Throughout the whole world all the civilized nations, mostly they belong to the Āryan family, and five thousand years ago all of them belonged to this Vedic culture. We get it from the great history of India, which is called Mahābhārata. Mahābhārata. Mahā means "greater," and bhārata means "India." So Mahābhārata means "the great history of India." So if we refer to the great history of India, it is understood that the . . . history also, modern history also says, "Indo-Āryan stock." So five thousand years ago the whole planet was known as bhārata, Bhārata-varṣa, or in the modern language, India.

(aside) Don't make that sound.

So this Vedic culture is original culture of the human society—there are many proofs. But somehow or other we have become separated. In course of time different religions have sprung up, but every religion has got a history, a certain date of beginning. Just like Christian religion: it has a date of beginning, after the death of Lord Jesus Christ. Similarly, Muhammadan religion, it has got a date of beginning. But when you . . . Buddhist religion, it has got a date of beginning, about 2,600 years ago. But if you search out the history of Vedic religion, it will be very difficult to find out the date.

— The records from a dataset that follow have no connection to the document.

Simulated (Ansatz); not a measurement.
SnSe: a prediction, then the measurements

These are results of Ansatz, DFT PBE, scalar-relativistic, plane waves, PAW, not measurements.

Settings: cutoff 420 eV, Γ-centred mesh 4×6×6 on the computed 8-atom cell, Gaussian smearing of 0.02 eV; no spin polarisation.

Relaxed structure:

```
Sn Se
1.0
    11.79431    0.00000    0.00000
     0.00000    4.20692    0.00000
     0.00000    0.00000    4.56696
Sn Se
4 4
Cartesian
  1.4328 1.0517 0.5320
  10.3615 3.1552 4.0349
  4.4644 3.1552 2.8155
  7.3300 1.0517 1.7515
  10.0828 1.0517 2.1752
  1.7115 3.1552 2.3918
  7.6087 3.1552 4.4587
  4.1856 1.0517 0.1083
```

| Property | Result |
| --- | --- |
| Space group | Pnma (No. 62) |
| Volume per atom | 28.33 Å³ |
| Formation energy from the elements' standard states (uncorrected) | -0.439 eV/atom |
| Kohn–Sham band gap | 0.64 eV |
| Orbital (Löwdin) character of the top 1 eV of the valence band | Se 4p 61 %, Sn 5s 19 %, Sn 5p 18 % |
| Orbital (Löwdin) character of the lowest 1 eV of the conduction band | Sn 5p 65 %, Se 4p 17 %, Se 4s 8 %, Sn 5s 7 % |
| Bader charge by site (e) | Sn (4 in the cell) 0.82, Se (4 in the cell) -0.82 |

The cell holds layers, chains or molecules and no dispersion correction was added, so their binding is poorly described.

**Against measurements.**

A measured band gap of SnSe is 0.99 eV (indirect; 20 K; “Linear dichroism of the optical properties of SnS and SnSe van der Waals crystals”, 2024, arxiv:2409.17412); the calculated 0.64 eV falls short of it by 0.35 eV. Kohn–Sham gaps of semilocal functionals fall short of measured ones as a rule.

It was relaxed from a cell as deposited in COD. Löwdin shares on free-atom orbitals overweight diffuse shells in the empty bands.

At least, so far modern history is concerned, we understand that this Vedic religion, or cult . . . we should distinguish between the English word religion and Sanskrit word dharma. Sanskrit word is dharma, and religion is different. The import of dharma and the import of religion, a little different. The import of dharma means "which you cannot change,"dharma. But the import of religion is, it is a kind of faith; you can change it—as you are changing.

One who is professing Hindu religion, he may accept, after a few days, another religion. Or a person professing Christian religion or Muhammadan religion, he can accept another religion, another faith. But dharma, it cannot be changed. Either you are Hindu, either you are Muslim, either you are Christian, either you are Buddha, the dharma, the implication of the word dharma, that you cannot change. That you cannot change. That is called dharma.

Dharmaṁ tu sākṣād bhagavat-praṇītam (SB 6.3.19). In the śāstra it is said that dharma is the code given by God. That you cannot change. Just like the order "The sun is rising from the eastern side," this order is from God; you cannot change it. However great scientist you may be, you cannot make the sun rising from the northern side or southern side. That is not possible. The sun is rising from the eastern side. It is rising now from the eastern side, and it was rising from the eastern side millions and millions of years ago. That cannot be changed—nature.

Nature means the laws of God. Behind the natural laws there is God. That people do not know. Modern scientists, they are busy to study the natural laws, but they do not know that whenever we speak of law there must be somebody law-maker. That is necessary. Without a brain, without a regulative principle, there is no meaning of law. Just like in your state there are so many laws, but behind the laws there is the government, there is the president, there is the secretary, there is the Congress, there is the Senate.

So many brains are there. So why should we think it that behind the natural laws there is no brain? It is admitted by the greatest scientist who lived in your country, Professor Einstein; he admitted that the more he studies the cosmic manifestation, he understands that there is a big brain behind all these things. That's a fact. And in the Bhagavad-gītā we understand, Kṛṣṇa says—Kṛṣṇa means God—He says:

mayādhyakṣeṇa prakṛtiḥ
sūyate sa-carācaram
hetunānena kaunteya
jagad viparivartate
(BG 9.10)

The Lord says to Arjuna, mayādhyakṣeṇa, "under My superintendence."Adhyakṣa. Adhyakṣa means superintendence, supervision.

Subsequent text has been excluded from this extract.